We are a nation of immigrants, and, in many ways, this is one of our greatest strengths. But today, we are struggling to understand how we should address the flood of immigrants coming into the country. This is not the first time we have wrestled with this issue; if we are honest with ourselves, we have always had trouble dealing with immigration.

It is absolutely essential that we figure things out this time. We like to think of ourselves as a nation of promise, a nation that stands for freedom and a good life. And many in the world see us this way. But today, our immigration policy is in shambles. And Democrats and Republicans have failed to offer us a path to success.

In the last year, more than 2 million people were arrested while trying to enter the U.S. illegally. In addition, more than 1 million people have been released by authorities, pending a hearing on their requests for asylum. And only 10 American cities have a population that large. When will these hearings take place? This is a serious issue. The system is overwhelmed, and in the meantime, people keep streaming in. Every country has a responsibility to control its borders, and it is clear that we are not doing that.

Except for a few fringe activists, Democrats do not favor open borders, but few of them have not made the border crisis a priority. They amuse themselves by condemning the Trump administration’s policies, but that is not a solution.

Republicans, on the other hand, falsely claim that Democrats actually want to bring undocumented immigrants into the country to increase the number of non-White, non-Christian, Democratic voters. This may appeal to the Republican base, but it isn’t a solution either. Democrats seem to be hoping the problem will just disappear, and Republicans like using the problem to stoke fear. Democrats champion mercy, and Republicans champion toughness. We are in a dark place.

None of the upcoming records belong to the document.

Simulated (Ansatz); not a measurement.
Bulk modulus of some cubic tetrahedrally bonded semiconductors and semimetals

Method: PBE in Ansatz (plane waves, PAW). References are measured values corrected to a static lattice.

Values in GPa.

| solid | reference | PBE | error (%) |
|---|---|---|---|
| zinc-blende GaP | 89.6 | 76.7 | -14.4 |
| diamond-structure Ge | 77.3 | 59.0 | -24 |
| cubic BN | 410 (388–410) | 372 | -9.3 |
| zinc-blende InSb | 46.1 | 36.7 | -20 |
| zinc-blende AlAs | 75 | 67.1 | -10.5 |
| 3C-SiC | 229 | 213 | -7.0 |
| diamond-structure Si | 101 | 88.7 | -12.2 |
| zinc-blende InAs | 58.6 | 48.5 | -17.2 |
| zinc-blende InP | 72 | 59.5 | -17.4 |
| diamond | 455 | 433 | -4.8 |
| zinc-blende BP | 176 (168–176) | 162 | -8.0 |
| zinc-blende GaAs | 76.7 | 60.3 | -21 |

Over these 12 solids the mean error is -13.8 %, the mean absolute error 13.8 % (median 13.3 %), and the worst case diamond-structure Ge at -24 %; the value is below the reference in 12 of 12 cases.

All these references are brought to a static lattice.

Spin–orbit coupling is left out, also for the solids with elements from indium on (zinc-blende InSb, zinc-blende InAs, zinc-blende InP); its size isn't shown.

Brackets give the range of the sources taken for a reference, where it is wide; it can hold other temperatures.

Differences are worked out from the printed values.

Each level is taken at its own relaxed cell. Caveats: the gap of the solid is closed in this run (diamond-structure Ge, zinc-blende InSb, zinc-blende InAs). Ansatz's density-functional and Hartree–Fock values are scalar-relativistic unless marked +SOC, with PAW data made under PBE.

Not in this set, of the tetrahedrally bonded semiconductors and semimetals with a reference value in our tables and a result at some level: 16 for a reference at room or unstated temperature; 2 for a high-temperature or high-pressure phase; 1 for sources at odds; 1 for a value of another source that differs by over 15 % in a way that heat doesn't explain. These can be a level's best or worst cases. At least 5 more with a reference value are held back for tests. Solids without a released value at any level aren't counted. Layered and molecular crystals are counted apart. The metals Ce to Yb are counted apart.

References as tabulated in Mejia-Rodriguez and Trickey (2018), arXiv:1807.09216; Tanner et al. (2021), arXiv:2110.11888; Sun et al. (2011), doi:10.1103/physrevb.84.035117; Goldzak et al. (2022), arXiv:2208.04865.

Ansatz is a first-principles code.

The answer is not to ignore the problem, and the answer is not to condemn and vilify immigrants. Although this is a multi-faceted and complex issue, a new vision has to address three major issues:

—Secure the border. Democrats hated Trump’s push for a wall, and I don’t think a wall is a solution, but the border must be secured before anything else is done. If we grant legal status to millions of undocumented immigrants before the border is secured, it will only encourage others to enter illegally.

—Redefine the meaning of asylum. Most of those trying desperately to enter the United States are not looking for asylum in the traditional sense; they are not personally under the threat of persecution by their government. They want a better life, and America should be excited about welcoming people who want to join us, work hard and make a better life for themselves. But if they have to try to prove something untrue, that they are seeking political asylum, then they will be forced to lie or hide from officials.

We need a broader definition of asylum, one that recognizes those fleeing terrible poverty, vicious gangs and rampant unemployment — places where there is no hope of a decent life. If we make this change, it will incentivize people to enter the country legally and welcome the legal process that lies ahead of them. They will not feel the need to act outside of the law. They will not live for years in the shadows, afraid of being exposed and vulnerable to being exploited by unscrupulous employers.

—Work consistently over several years, perhaps decades, to support economic and political improvements in the countries from which people are most likely to flee in the first place, such as Guatemala, Honduras, Nicaragua and El Salvador. It should be a priority for us to partner with the governments in these countries to help them become better places to live. If people in these countries have no reason to flee, the number of those coming to our border will decrease significantly.

We really need comprehensive immigration reform, but this will be impossible until we have a political leader who can articulate a clear, compelling vision of what it should be. The American people need to know that we control our borders and welcome the stranger seeking a better life. We need a vision of the future that combines toughness and mercy.